If an ounce of prevention is worth a pound of cure, then a byte of threat hunting is worth a kilobyte of post-breach reaction.

“Threat hunting is a practice of proactively searching for threats that are lurking on your network," says Brian Kelly, former director of cybersecurity at EDUCAUSE and now virtual CISO at Compass IT Compliance. “You’re not actively responding to a known breach.”

Instead, “Threat hunting takes the traditional approach to cybersecurity and turns it inside out,” notes a CDW blog post. “While most security controls are designed to keep intruders out, threat hunting adopts a mindset called the ‘presumption of compromise.’”

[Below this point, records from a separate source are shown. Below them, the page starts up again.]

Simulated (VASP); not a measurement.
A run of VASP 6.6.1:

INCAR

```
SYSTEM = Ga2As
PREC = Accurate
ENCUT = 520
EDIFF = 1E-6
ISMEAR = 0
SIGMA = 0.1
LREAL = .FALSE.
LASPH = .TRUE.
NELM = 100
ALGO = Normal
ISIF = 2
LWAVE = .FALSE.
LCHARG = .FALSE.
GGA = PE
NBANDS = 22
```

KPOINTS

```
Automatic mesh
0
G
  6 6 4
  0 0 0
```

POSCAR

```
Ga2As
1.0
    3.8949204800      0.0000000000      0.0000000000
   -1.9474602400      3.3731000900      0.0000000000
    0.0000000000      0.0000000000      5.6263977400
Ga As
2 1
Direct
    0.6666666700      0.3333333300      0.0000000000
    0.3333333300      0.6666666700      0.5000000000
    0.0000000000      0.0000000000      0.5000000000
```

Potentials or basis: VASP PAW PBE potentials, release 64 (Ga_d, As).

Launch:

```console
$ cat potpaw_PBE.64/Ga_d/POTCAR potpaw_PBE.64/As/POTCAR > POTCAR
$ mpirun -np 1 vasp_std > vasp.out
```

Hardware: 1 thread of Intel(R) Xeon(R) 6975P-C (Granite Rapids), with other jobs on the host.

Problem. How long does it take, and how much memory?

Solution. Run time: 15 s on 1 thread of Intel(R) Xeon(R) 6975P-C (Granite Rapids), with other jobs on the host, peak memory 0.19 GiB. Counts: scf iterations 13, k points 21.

Instead of simply reacting to and shoring up known breaches, threat hunters operate under the assumption that threats have already penetrated an organization’s network. They then rely on a comprehensive range of security solutions and tools to locate evidence on the networks that confirms that assumption. This allows them to more quickly respond and mitigate risks, ideally before a threat erupts into a full-scale and potentially costly data breach.

In many cases, threat hunting is often treated as something that’s nice to have but not necessarily mandatory, particularly at institutions that lack the budget or resources to develop, implement and sustain a comprehensive threat hunting strategy. Over time, however, investing in threat hunting begins to make more sense. This can be due to a natural evolution of a maturing security strategy, a growth in resources, or simply because institutional leadership comes to recognize the value of proactively identifying and mitigating risk before it grows into a major disaster.

Take, for example, Virginia’s University of Richmond, where threat hunting has become a critical part of the organization’s IT security strategy.

LEARN MORE: Here are three steps universities can take toward zero trust.

A Proactive Approach to a Persistent Cybersecurity Problem

At Richmond, the institution’s IT team follows a defense-in-depth model, which includes threat hunting as part of a layered approach to cyberdefense. “We’ve come a good distance over the past year and a half,” says John Craft, the university’s director of information security.

For most organizations, Craft says, it’s only a matter of time before a threat arises to jeopardize operations that evolves into a costly breach. “The more visibility you have within your environment, and the more capabilities you have to employ threat hunting to analyze the events that are occurring, the more likely you’re going to be able to prevent something disastrous,” he says.

One of the university’s most recent steps was implementing a security information and event management solution, a key element of the defense-in-depth model. “It takes disparate systems events and it correlates them and integrates them into a threat intelligence feed,” Craft says. “Then, it analyzes that and produces alerts for us so that we can respond accordingly.”

While the organization’s SIEM investment plays a critical role in its overarching threat hunting strategy, the technology also comes with a challenge: With the increased capacity to aggregate and identify threats comes an influx of information and intelligence to wade through, interpret and prioritize.

This is where managed service providers (MSPs) — and managed threat hunting in particular — become crucial.

EXPLORE: How to design a forward-thinking device management program.

Minding the Resource Gap with Managed Threat Hunting

While having the resources to proactively identify threats is hardly something to complain about, it does introduce a complex new reality: The more threats you find, the more work you have to do.

It’s a huge undertaking, even for a large university with a C-suite that understands, embraces and supports the need for threat hunting as part of a comprehensive IT security strategy.

“One of the challenges, of course, can be filtering out the noise,” Craft says. “Because you do get a lot of noise. And that’s where you need skilled and experienced analysts on board to monitor the information that is, in fact, vital.”

However, even if an institution does have such an analyst on staff, that employee might already have a full workload and lack the bandwidth to take on the additional demands of sustaining a threat hunting strategy. To fill that gap, some colleges and universities, including Richmond, rely on managed threat hunting services or partners.

With an ever-growing range of competitors, choosing the right MSP for managed threat hunting can prove challenging. “It’s important to find a vendor that understands the higher education market,” says Keith McIntosh, Richmond’s vice president of information services and CIO, and a member of EdTech’s 2023 list of top higher ed IT influencers. “There are a lot of players in the space, but a lot of them cater to a different audience.”

Colleges and universities should also investigate a potential MSP’s reputation and credibility in the higher education community and learn whether its approach aligns with the institution’s needs and goals.

“I’m looking to see what other higher education institutions have done and who have they partnered with,” McIntosh says. “We needed to find a value-added partner that actually understood who we are at the University of Richmond and what we needed to do.”